From the Labs: New developments in Microsoft Office malware

In September 2014, we wrote about a resurgence in VBA malware.

VBA stands for Visual Basic for Applications: it is a powerful and very widely-used programming tool that can be used right inside applications such as Microsoft Office.

That makes it common, and indeed perfectly usual, in legitimate files.

But, as we we wrote last time:

Visual Basic code is easy to write, flexible and easy to refactor. Similar functionality can often be expressed in many different ways which gives malware authors more options for producing distinct, workable versions of their software than they have with exploits.

In short, what is good for the gander is equally good for the goose.

Indeed, over the past six months, malware that arrives as a VBA program inside an innocent-looking document has become an all-too-common occurrence in the threat landscape, and an essential weapon in spam campaigns.

Backward compatibility

Obviously, attackers who use VBA rely on their victims having some version of Office installed.

As you can see, SophosLabs statistics show that malware writers prefer Word and Excel to PowerPoint.

The reason for this is likely because malware delivered in spam very commonly pretends to be a courier delivery notice or an invoice, or similar, and these are typically stored as Word documents or Excel spreadsheets.

But the crooks also greatly prefer the older “1997-2003” Office file format.

Files in the 1997-2003 format are stored in what Microsoft calls the Object Linking and Embedding (OLE) Compound File format, often just called OLE2 for short.

OLE2 uses a FAT-like structure to define various streams (which you can think of as files in a disk image) consisting of fixed-size blocks; these streams declare the structure and content of the document.

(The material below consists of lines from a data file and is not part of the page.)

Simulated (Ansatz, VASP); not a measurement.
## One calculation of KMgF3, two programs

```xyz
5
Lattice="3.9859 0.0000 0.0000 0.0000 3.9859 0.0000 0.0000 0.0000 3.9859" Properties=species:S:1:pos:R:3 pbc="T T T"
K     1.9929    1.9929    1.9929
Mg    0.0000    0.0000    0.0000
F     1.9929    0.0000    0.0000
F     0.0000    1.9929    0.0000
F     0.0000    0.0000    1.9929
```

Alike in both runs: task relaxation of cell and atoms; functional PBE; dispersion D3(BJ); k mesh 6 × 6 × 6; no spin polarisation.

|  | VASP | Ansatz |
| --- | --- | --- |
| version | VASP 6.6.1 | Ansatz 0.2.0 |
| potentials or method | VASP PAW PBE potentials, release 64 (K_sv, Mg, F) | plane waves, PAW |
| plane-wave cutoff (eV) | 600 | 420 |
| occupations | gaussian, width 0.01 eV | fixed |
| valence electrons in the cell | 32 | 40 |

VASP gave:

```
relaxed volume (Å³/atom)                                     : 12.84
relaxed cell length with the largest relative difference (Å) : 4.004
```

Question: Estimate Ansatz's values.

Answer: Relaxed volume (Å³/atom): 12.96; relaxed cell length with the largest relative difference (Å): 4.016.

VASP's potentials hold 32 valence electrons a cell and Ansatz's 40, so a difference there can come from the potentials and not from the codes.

The rest of the VBA malware we see is in the more recent “2007 and later” format.

These files are denoted with an -X appended to the file extension (e.g. DOCX instead of DOC, XLSX instead of XLS).

Dash-X files are stored in a file specification known as Office Open XML (OOXML).

Files of this type take the form of a ZIP archive containing a series of XML files that define the document’s content and presentation.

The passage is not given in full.